H5P_SET_SZIP sets an SZIP compression filter, H5Z_FILTER_SZIP , for a dataset. SZIP is a compression method designed for use with scientific data. Before proceeding, all users should review the “Limitations” section below. Users familiar with SZIP outside the HDF5 context may benefit from reviewing “Notes for Users Familiar with SZIP in Other Contexts” below. In the text below, the term pixel refers to an HDF5 data element. This terminology derives from SZIP compression's use with image data, where pixel referred to an image pixel. The SZIP bits_per_pixel value (see Notes, below) is automatically set, based on the HDF5 datatype. SZIP can be used with atomic datatypes that may have size of 8, 16, 32, or 64 bits. Specifically, a dataset with a datatype that is 8-, 16-, 32-, or 64-bit signed or unsigned integer; char; or 32- or 64-bit float can be compressed with SZIP. See Notes, below, for further discussion of the the SZIP bits_per_pixel setting. SZIP options are passed in an options mask, options_mask , as follows. Option | Description (Mutually exclusive; select one.) |
---|
H5_SZIP_EC_OPTION_MASK
| Selects entropy coding method | H5_SZIP_NN_OPTION_MASK | Selects nearest neighbor coding method |
The following guidelines can be used in determining which option to select: - The entropy coding method, the EC option specified by
H5_SZIP_EC_OPTION_MASK , is best suited for data that has been processed. The EC method works best for small numbers. - The nearest neighbor coding method, the NN option specified by
H5_SZIP_NN_OPTION_MASK , preprocesses the data then the applies EC method as above.
Other factors may affect results, but the above criteria provides a good starting point for optimizing data compression. SZIP compresses data block by block, with a user-tunable block size. This block size is passed in the parameter pixels_per_block and must be even and not greater than 32, with typical values being 8 , 10 , 16 , or 32 . This parameter affects compression ratio; the more pixel values vary, the smaller this number should be to achieve better performance. In HDF5, compression can be applied only to chunked datasets. If pixels_per_block is bigger than the total number of elements in a dataset chunk, H5P_SET_SZIP will succeed but the subsequent call to H5D_CREATE will fail; the conflict can be detected only when the property list is used. To achieve optimal performance for SZIP compression, it is recommended that a chunk's fastest-changing dimension be equal to N times pixels_per_block where N is the maximum number of blocks per scan line allowed by the SZIP library. In the current version of SZIP, N is set to 128. SZIP compression is an optional HDF5 filter. Limitations: - SZIP compression cannot be applied to compound, array, variable-length, enumeration, or any other user-defined datatypes.

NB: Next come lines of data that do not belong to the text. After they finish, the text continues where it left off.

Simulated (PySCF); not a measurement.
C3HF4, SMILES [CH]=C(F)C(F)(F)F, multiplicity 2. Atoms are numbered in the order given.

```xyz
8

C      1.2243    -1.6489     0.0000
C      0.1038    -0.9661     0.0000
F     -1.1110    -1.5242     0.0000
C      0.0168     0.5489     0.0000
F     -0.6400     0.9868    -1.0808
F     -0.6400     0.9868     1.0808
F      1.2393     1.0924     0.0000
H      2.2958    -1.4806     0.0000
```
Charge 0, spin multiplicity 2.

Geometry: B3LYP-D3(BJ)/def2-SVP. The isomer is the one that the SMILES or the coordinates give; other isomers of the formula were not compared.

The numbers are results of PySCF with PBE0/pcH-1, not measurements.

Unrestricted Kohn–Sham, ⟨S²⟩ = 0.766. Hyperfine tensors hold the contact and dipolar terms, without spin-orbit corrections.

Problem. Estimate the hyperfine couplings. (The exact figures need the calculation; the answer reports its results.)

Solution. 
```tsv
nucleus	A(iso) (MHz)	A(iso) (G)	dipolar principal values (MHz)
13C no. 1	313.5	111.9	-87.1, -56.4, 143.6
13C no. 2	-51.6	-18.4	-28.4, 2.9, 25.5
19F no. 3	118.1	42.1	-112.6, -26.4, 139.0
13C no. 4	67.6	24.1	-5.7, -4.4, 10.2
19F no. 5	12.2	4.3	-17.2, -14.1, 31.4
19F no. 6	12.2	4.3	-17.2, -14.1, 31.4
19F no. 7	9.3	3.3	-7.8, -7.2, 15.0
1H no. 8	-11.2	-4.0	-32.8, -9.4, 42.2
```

If an SZIP filter is set in a dataset creation property list used to create a dataset containing a non-allowed datatype, the call to H5D_CREATE will fail; the conflict can be detected only when the property list is used. - Users should be aware that there are factors that affect one’s rights and ability to use SZIP compression. See the documents at SZIP Compression in HDF5 for important information regarding terms of use and the SZIP copyright notice, for further discussion of SZIP compression in HDF5, and for a list of SZIP-related references.
|